“Incentive – a thing that motivates or encourages someone to do something.”
There is a lot of debate on the use of incentives in Performance Based Contracts (PBC). Some argue, especially buyers from public sector organisations (e.g. state and federal governments), “why should I pay more for something that I have already contracted for?”. Alternatively, some argue that incentives should exist to reward sellers who deliver better value for money than originally tended through early delivery, reduced cost, increased capability, etc. So who is right?
For many who know me may believe that I support one of these perspectives more strongly. In fact I believe a well-considered and constructed use of incentives in PBCs offers benefits to both buyer and seller as illustrated in Table 1.
|Benefits of Incentives to Buyer||Benefits of Incentives to Seller|
|1. Encourages better performance
2. Encourages reduction in price/ better value for money
3. Encourages positive behaviours
4. Encourages delivery of long-term / indirect enterprise outcomes through collaboration
|1. Rewards superior performance
2. Rewards reductions in price / better value for money
3. Rewards positive behaviours
4. Rewards collaboration
5. Allows lost revenue to be earned back
But, before we look at how to implement an incentive regime in a PBC we need to understand the range of possible incentives that are available to PBC practitioners. These fall into 2 categories; (1) performance measure incentives or (2) contract incentives. Let’s now look at each in turn.
Performance Measure Incentive. This is the simplest and best understood of the PBC incentives. In this case instead of performance measure score stopping at 100%, it continues above 100%. Therefore, in this instance the Weighted Performance Score (see the previous article Performance Measure Weighting) would also be above 100% potentially limited (capped). This is illustrated in Figure 1.

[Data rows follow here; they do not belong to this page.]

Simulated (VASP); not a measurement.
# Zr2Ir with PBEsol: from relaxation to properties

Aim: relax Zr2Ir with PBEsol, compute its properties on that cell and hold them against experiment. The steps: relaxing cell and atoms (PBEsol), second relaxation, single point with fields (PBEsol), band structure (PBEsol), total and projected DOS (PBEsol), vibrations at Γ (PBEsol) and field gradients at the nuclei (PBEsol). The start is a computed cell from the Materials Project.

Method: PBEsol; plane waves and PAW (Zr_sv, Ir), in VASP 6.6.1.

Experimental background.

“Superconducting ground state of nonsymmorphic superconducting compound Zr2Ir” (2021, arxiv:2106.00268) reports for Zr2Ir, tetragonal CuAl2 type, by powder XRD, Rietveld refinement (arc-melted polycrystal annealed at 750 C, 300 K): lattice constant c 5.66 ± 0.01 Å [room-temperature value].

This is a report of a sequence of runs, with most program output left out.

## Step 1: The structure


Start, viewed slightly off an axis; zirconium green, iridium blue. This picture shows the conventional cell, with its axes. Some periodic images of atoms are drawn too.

Figure 1 – Performance Based Contracting (PBC) Payment Curve
Contract Incentive – the other type of PBC incentive is related to specific contract terms. Some common ones include:
- Earn back – the ability to earn back any withheld / lost fees, typically applied at the end of a financial (or calendar) year to allow the seller to keep up revenue despite earlier poor performance.
- Contract Extension – the ability to earn extra contract terms without competition through the delivery of superior performance (which may include price and behaviours), sometimes referred to an Award Term / Rolling Wave / Rolling Window contracts.
- Contract Scope / Workshare – the ability to earn extra contract scope from a single buyer / seller arrangement or contract workshare from a single buyer / multi seller arrangement.
For clarity, in the case of contract incentives there are no extra payments for the current scope of work. Instead, they rely on future (or lost) revenue as a reward.